This article introduces the reader to POME and serves to highlight certain key risks and considerations which will need to be factored into any strategy for the commercialisation of POME as a commodity. While there are, of course, other energy markets in which POME is relevant, for example in Asia, the focus in this article is on POME as a commodity destined for the European energy market.
What is it and why is it relevant?
Palm Oil Mill Effluent (POME) is a waste by-product resulting from the crude palm oil (CPO) milling process. This process involves using large quantities of steam and hot water to clean the palm fruit and separate the shell and cake from the fruit. The resulting waste water is directed to waste ponds. This waste water (POME) consists of roughly 1-2% oil and 98% water and solids. If left untreated, POME ponds pose harmful environmental risks including methane gas emission and pollution of waterways.
POME has been designated as an advanced biofuel feedstock under European legislation, specifically, The Renewable Energy Directive 2018/2001 (REDII). Advanced biofuels are derived from waste feedstock (e.g. POME) while first generation biofuels are derived from crops (e.g. palm). REDII promotes the use of advanced biofuels while at the same time curbing, and gradually banning in the case of biofuel derived from palm, crop-based biofuels. The REDII list of advanced biofuel feedstock is enshrined until 2030.

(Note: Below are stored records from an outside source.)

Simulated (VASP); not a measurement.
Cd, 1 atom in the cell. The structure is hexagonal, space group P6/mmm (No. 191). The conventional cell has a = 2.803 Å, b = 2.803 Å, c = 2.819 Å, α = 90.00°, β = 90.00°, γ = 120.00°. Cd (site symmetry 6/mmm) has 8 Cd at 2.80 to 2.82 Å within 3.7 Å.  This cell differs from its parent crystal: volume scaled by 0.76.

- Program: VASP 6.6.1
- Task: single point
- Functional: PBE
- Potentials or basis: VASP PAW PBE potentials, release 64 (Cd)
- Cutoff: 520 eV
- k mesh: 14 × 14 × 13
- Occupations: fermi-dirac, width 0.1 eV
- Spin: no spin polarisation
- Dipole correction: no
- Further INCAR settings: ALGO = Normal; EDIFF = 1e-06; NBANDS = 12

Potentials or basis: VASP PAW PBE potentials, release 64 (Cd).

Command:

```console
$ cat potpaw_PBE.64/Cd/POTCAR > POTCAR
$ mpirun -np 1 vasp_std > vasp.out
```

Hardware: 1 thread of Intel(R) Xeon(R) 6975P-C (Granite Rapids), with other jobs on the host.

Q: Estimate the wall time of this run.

In essence, REDII sets renewable fuel mix targets for European Union (EU) member states and there are incentives for the use of biofuel derived from waste, such as POME. Waste feedstocks qualify for double counting – this means that each unit of waste-based biofuel counts as two units for the purpose of calculating adherence to the renewable fuel mix targets. Furthermore, there is no cap on the usage of certain waste feedstocks such as POME.
Such incentives are in line with the EU’s policy of establishing a circular economy as part of its decarbonisation strategy – in short, a promotion of the usage of waste-based advanced biofuels ahead of crop-based first generation ones – with further restrictions on palm oil (see the section on Anti-palm sentiment below).
RED II therefore set the scene for POME as a tradeable commodity in its own right. This is evidenced by the increase in POME prices since 2018 when REDII came into force. However, there are a number of potential obstacles to the commercialization of POME.
At its most basic, POME is a waste by-product. This leads to connected issues around sustainability, quality and quantity of product.
Always a concern when dealing with waste-based feedstock and a particular sensitivity for investment grade off-takers who have a number of concerns around sustainability to contend with, including the reputational risk of supplying non-sustainable product. Simply put, the question a buyer always has in mind: is what is being supplied really a waste by-product?
As demand for waste-based biofuels increases as part of a decarbonization strategy, so to the potential for fraudulent practices such as mixing CPO with POME to increase supposed POME volumes. This risk becomes greater in a free-market where the price of the waste by-product (POME) could go higher than the local price of the primary product (CPO).
The EU’s solution to ensure sustainability requires that all POME imported into Europe be certified – International Sustainability & Carbon Certification (ISCC) or Italian National Scheme (INS) certification. The latter is required for import into Italy. For POME aggregators with ambitions of exporting to Europe where POME fetches a higher price, the certification and audit process is itself a barrier to entry from a cost and timing perspective. Furthermore, the audit process meant to ensure sustainability of product may not be full proof.
Conversely, untreated POME contains a significant level of moisture & impurities and metals and free fatty acid content which is to be expected from a waste by-product. Such characteristics can result in damage to the machinery and plants the feedstock is run through as well as the quality of the biodiesel produced. The solution is pre-treatment of POME but this in itself requires substantial capital outlay for a POME aggregator and exporter. The solution is an investment partner with deep pockets.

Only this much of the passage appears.